Arctic air shows for Canada’s 150th birthday
Because they are so remote, Canada’s many Arctic cities, towns, and hamlets are usually left out of any major cross-Canada events.
An effort is being made to change that in part with a tour of acrobatic planes travelling across the Canadian Arctic this year.
It’s called the Canadian Arctic Aviation Tour and it’s part of Canada’s 150th birthday celebrations to Canadians who often feel left out .
“Each one of us who created this project carries a love for aviation,” says Executive Director Nancy McClure from her home in Rocky Mountain House, Alberta. “As the railway opened the country from east to west, aviation opened the north. So what better way to celebrate Canada’s milestone year up north, than with aviation?”
Quoted in Nunatsiaq News , McClure who was herself a pilot in Rankin Inlet for a year said, “It’s a passion project. It’s daunting but this is going to be one of the most amazing things I’ve ever been involved in and I’ve had great life experiences”.
Ken Fowler, a veteran air show pilot, and Tour co-founder, will lead the group of 15 core performers throughout the tour. Not every show will be the same, ranging from flybys to major shows, with varying number of performers in each location.
The planes will also be landing in as many of the communities as possible where residents can meet the pilots and see the planes up close. In communities where it’s not possible or practical to land they will perform and move on.
“Flying up north requires particular pilot skills as we’ll be flying in some of the most remote regions of the world,” adds Fowler when discussing the challenges. “On the bright side, there’s 24-hour daylight.”

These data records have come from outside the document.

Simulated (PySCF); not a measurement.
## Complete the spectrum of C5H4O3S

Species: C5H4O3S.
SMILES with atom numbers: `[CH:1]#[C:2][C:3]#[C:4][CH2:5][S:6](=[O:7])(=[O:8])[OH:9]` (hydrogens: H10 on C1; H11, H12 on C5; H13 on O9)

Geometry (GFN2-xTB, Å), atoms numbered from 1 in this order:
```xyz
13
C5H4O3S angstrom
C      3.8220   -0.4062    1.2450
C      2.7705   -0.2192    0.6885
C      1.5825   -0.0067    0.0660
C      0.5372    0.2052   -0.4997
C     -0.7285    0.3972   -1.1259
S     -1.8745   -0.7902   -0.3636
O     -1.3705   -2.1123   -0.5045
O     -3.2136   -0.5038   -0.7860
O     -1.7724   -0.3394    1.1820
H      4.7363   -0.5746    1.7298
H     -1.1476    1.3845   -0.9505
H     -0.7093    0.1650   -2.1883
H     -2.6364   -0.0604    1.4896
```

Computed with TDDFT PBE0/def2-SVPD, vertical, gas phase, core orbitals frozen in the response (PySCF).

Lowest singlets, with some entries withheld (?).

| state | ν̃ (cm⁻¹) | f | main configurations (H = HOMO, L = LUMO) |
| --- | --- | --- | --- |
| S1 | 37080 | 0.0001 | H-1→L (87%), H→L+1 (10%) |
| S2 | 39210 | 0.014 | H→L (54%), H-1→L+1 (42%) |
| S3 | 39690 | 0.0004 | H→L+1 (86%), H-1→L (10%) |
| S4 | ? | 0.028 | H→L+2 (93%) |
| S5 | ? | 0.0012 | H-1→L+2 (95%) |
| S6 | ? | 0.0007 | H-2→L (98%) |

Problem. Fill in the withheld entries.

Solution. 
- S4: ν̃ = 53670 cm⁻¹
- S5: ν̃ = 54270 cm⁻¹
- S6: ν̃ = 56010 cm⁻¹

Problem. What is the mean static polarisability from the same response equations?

In addition to the air show Tour, there is a very large educational component that will reach students, both teaching them about aviation and inspiring them to reach for their goals. Partnerships have been formed with social activism organization WE, the air show industry’s Ryan Poe Foundation, the Literacy Legacy Project, and renowned Métis speaker, author and educator David Bouchard.
“To bring this tour to the North and not take advantage the opportunity it provides to educate and inspire would be a loss,” McClure adds with passion. “This project speaks to everything that should be important to all of us: culture, education, social justice, heritage and national pride”.The Tour will perform in Alert, Nunavut, the world’s most northern permanently inhabited point and on July 1, will be in Baker Lake, the geographic centre of Canada.
A landmark television documentary “Arctic Aviators” is being created by Great Pacific Television.
The tour begins on June 2 in Fort Liard, population 536 in the Northwest Territories, and continues visiting communities until the end of August.